Born in 1905, he was brought up in County Durham and never lost his North Country tones and attitudes. After school, he trained as a chartered accountant, qualifying in 1928. Ten years later he changed career and became a solicitor, and was clearly doing well when the outbreak of the Second World War took him into war work.

In 1943, he went to the Press Censorship division of the Ministry of Information and worked under Cyril Radcliffe KC, later Viscount Radcliffe, who formed a high opinion of his capacities. After the war, with Radcliffe's encouragement and support, Sopwith was taken on by the Board of Inland Revenue as a solicitor. At the age of 40, he was told that he was unlikely to get to the top, but in the event, by dint of hard work and his high legal ability, he worked up - after a two-year stint from 1961 to 1963 as Public Trustee - to become the Solicitor to the Board of Inland Revenue in 1963. He retired from the post on reaching the age of 65 in 1970.

The same year he became a Deputy Secretary in the Division of the Cabinet Office responsible for preparing the accession of the United Kingdom to the European Communities. As such he was chairman of a small legal committee, which was part of a team responsible for preparing the instructions for the European Communities Bill of 12 clauses and four schedules. This was carried into law in 1972, and brought about British entry into the Communities.

The Bill was hard fought in both Houses, but especially in the Commons, where its Second Reading was passed by only seven votes in emotional scenes. As a piece of drafting it was exceptional in that, although a Bill of the highest constitutional importance, it was passed into law through both Houses without one word's being amended. In later years, Sopwith was wont impliedly to regret that the Government White Paper (The United Kingdom and the European Communities, Cmnd 4715) was not more forthright about the implications, both constitutional and economic, of British membership of the Communities.

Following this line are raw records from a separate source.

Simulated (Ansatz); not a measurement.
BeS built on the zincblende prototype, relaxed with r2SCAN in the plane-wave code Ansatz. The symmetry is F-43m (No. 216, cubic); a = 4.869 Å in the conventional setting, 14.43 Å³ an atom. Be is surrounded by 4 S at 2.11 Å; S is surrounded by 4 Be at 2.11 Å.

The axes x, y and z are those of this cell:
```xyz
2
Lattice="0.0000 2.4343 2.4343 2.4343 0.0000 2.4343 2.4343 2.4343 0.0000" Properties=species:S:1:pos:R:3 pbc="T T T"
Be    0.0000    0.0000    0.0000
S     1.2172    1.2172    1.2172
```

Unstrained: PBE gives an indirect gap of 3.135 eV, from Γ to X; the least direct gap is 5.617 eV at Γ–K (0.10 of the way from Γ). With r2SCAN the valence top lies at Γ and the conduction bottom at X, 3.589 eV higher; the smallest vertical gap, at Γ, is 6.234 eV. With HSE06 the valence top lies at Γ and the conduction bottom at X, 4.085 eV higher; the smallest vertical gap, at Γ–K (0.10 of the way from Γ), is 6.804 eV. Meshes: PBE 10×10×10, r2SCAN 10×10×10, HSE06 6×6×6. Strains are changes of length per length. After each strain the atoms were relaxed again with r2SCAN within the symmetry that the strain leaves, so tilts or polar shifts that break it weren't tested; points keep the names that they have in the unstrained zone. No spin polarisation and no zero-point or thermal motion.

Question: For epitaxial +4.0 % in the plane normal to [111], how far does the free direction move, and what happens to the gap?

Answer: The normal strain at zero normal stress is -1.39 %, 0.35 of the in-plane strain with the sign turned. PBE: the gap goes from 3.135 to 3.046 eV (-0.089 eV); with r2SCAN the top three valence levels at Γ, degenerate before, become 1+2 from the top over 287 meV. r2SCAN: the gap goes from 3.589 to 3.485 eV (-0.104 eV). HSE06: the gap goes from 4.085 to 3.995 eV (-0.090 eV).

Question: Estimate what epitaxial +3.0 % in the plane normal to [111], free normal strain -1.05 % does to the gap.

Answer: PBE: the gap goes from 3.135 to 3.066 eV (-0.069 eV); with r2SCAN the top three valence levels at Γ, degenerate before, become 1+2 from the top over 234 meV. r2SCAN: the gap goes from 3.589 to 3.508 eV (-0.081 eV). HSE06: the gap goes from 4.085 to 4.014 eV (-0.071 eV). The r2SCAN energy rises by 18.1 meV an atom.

The final part of his career began when, at the age of 69, he was given the newly created post of Second Counsel to the Chairman of Committees at the House of Lords, in practice the learned counsel to the House for its European Communities Committee on all matters of European law. He served with Lord Diplock, in particular in his role as Chairman of the Law Sub-Committee of the European Communities Committee.

Diplock was only persuaded to take on that job in addition to that of a working Law Lord by being promised legal backing of a high order. In Sopwith, the promise was redeemed and they became a formidable duo and the best of friends. In both cases they were pro-European, but with an active sense of the limits of EC competence and the just requirements of British national needs.

Sopwith was one of the creators of the system of scrutiny by Parliamentary Committee of European Community proposals - which in time come to affect all our lives - by examining them at an early stage, hearing evidence, elucidating them with the help of experts, reporting on their probable effects and whether desirable or not, and whether requiring amendment. He, with his parliamentary masters and colleagues, realised that it was only by the hard work of understanding the policy issues involved that one could hope to affect the outcome of complicated negotiations in the Council of Ministers.

In the late Seventies and early Eighties Sopwith was instrumental in writing a notable series of reports on the EC company law harmonisation programme, such as Group Accounts, competition policy (Competition Practice), the supervision of the Community's finances (EEC Budget), and on the Community institutions (Direct Elections to the European Parliament). He eventually retired in 1982 at the age of 77.

Charles Sopwith was of the old school, not given to the expression of his emotions; not for him the instant intimacy of today. He had the highest standards and never countenanced the second-rate in others or spared himself. Though quiet and undemonstrative, he was invariably warm and supportive in relations with colleagues and staff. He will be remembered for his old-fashioned courtesy combined with a gentle twinkle. His dry sense of humour would extract unexpected amusing aspects from all persons and situations around him. He was deeply musical, and gave much voluntary effort to various musical charities and was for years a director and honorary fellow of the Royal Academy of Music.

He married, at the age of 40, Ivy Violet Yeates, but their happy marriage was prematurely brought to a close when she died in 1968, and he never remarried. Instead he devoted his later years to his nephews and nieces and their families, with whom he was able to relax and enjoy himself, especially in retirement, and give vent to his keen humour.

Michael Wheeler-Booth

Charles Ronald Sopwith, solicitor: born South Shields, Co Durham 12 November 1905; Assistant Solicitor, Board of Inland Revenue 1952-56, Principal Assistant Solicitor 1956-61, Solicitor 1963-70; Public Trustee 1961-63; Kt 1966; Deputy Secretary, Cabinet Office 1970-72; Second Counsel to Chairman of Committees, House of Lords 1974-82; married 1946 Ivy Violet Yeates (died 1968); died Berkhamsted, Hertfordshire 15 November 1996.